OLIVIA KAN-SPERLING: Yes, so Diane Severin Nguyen was having an exhibition in Shanghai, and normally they would commission someone to write a critical exhibition text, but Nguyen had read my first book [the 2022 novella Island Time], and she convinced the gallery to let me write this. It was originally a fan fiction of her film In Her Time [2023], and it was supposed to be made available to a Chinese audience—which is why it’s written in English and Chinese. In its original iteration, it was only a few chapters, but I expanded the idea into a full-length novel. It also became about myself more as I was writing. I’ve never thought of myself as a “Chinese American writer”—Chinese American person, sure, but these were never themes I was working with in my art. So it also became about the space between those legible identities, negotiating the insideness and outsideness of that.

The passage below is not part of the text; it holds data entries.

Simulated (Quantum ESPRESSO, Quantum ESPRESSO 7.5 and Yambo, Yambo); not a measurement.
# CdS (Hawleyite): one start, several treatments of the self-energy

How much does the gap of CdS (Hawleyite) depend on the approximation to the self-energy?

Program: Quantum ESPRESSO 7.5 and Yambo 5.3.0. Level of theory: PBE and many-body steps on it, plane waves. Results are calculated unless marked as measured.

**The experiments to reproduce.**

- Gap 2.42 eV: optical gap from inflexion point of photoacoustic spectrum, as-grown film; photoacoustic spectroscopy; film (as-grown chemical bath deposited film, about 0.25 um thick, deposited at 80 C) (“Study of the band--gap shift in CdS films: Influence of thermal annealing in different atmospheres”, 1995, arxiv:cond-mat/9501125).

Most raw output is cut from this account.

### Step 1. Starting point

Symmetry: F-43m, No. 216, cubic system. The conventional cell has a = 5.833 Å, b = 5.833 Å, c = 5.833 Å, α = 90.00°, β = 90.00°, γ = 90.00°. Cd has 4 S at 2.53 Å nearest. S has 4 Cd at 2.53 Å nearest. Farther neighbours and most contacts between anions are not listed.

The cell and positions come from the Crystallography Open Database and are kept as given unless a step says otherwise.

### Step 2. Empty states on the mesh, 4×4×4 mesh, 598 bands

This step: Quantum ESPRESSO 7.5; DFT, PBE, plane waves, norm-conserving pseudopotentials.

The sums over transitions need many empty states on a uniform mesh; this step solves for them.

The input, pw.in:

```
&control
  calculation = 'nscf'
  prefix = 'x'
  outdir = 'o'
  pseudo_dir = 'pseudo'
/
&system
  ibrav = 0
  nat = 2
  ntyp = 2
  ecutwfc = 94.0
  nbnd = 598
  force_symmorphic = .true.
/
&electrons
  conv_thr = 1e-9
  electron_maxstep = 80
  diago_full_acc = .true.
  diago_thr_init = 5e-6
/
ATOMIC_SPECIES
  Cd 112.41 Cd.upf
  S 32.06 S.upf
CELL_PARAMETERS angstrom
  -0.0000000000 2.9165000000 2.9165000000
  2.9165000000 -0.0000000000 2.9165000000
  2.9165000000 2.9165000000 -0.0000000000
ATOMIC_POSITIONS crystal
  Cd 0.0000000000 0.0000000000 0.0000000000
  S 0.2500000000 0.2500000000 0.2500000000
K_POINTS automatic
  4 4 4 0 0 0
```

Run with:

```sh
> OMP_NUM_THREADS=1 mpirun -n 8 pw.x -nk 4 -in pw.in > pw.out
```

What about Limei, the main character? The narrator gives her a hard time about being “so unique”; she’s constantly criticized for being a manic pixie dream girl. It feels appropriate that this was born out of fan fiction, because she reads as the prototypical Mary Sue.


I’m so glad you brought that up, because that was the driving force behind the narrative’s structure. I was interested in constructing a character with a very fine line between their own internal dialogue and that of the omniscient narrator. I wanted to create a sense that Limei might be completely different from what we, the readers, might [be led to] believe about her—that we might have no access to her interiority at all. Or maybe it’s that she is narrativizing her own interiority—maybe she is talking about herself in her head that way.


Would you say the novel is also about fantasy? There’s a preoccupation with daydreams and Limei’s girlish fantasies of sex and romance.


Totally. I think fantasy has been the main subject of my writing thus far—because that’s all writing is, really. Even if you’re doing autofiction … Ultimately, it’s always a little movie that you made in your head—and it’s always about you in the end, for all writers. Maybe “alienation” is too Brechtian, but I’m interested in creating points of rupture in language that show where fantasies occur, where form shapes emotion and interiority. In some scenes, Limei seems melodramatic, or like she’s acting; I almost thought of her as being given lines to perform.


What parts of the internet did you draw on while doing research for the novel?


I read a lot of Chinese e-novels. I sort of touch on that in Little Pink Book—they aren’t necessarily fan fiction, but they’re self-published online, mostly by teenagers and middle-aged women in China. I ran them through Google Translate and they’re all basically rape fantasies and coercive romances. Enemies to lovers—a genre Diana’s work is also really interested in. I was fascinated by how much they contained stories that involved a character falling in and out of media, like into or out of a movie. Many of them follow a plot where a boy comes out of a movie or the female protagonist suddenly finds herself in the movie—something like that—revolving around a nexus of sex.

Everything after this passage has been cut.